Likewise, in Hero, which predates the crime-drama sensationalism of Nancy Grace – not to mention the Columbine massacre and most TV docudramas about school-age psychos – the student-killer at the heart of the investigation is a quiet, bullied loner. He’s a person who might appear today on Dan Savage’s “It Gets Better” YouTube channel.
The “New Queer Cinema” that Haynes was such an integral part of it has advanced so much in 20 years, and the gay lifestyle has become so legitimized in popular culture today that it may be hard to grasp how groundbreaking Poison was. But regardless of the film’s views on sexuality, repression, madness and the nature-versus-nurture debate, it remains an intoxicating experiment, well worth rediscovering for its formal derring-do alone.
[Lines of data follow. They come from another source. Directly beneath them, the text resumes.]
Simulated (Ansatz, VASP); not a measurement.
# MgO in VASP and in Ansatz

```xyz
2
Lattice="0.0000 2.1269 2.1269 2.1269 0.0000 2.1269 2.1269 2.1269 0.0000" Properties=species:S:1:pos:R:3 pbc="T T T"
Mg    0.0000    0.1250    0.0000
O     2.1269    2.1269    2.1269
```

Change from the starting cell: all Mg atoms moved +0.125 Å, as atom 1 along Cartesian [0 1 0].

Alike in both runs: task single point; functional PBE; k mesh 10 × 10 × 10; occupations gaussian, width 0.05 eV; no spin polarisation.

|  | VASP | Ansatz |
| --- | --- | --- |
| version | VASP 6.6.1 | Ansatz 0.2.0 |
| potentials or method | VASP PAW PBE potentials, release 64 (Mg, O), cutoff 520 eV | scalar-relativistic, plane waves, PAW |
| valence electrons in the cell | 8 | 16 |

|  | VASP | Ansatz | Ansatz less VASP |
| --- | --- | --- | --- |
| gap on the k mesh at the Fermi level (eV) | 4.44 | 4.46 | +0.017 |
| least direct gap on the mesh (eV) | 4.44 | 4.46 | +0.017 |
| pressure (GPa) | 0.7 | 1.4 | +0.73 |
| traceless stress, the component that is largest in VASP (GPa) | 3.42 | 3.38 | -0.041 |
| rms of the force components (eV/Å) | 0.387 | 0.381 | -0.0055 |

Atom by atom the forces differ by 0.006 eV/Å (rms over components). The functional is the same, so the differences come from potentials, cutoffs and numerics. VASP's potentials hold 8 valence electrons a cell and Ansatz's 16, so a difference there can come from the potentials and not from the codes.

DVD Watch: My most anticipated release of June 14 is Nicolas Roeg’s audacious, visually striking adaptation of the Terry Johnson play Insignificance (Criterion, $29.99 Blu-ray, $21.99 DVD), which finds characters resembling Marilyn Monroe, Joseph McCarthy, Joe DiMaggio and Albert Einstein meeting in a hotel room in 1954. If that doesn’t already sound like a party, keep in mind that Gary Busey is part of the cast, joining Theresa Russell, Tony Curtis and Michael Emil. Also on tap for this week are two ‘70s TV movies from the Warner Archive. One of them, a 1974 crime thriller by Richard Thorpe, bears the memorable, if slightly unmarketable title Smile Jenny, You’re Dead ($24.49), and it co-stars a very young Jodie Foster. The other film, Dummy, is a courtroom drama about a deaf-and-dumb man tried for murder ($24.49).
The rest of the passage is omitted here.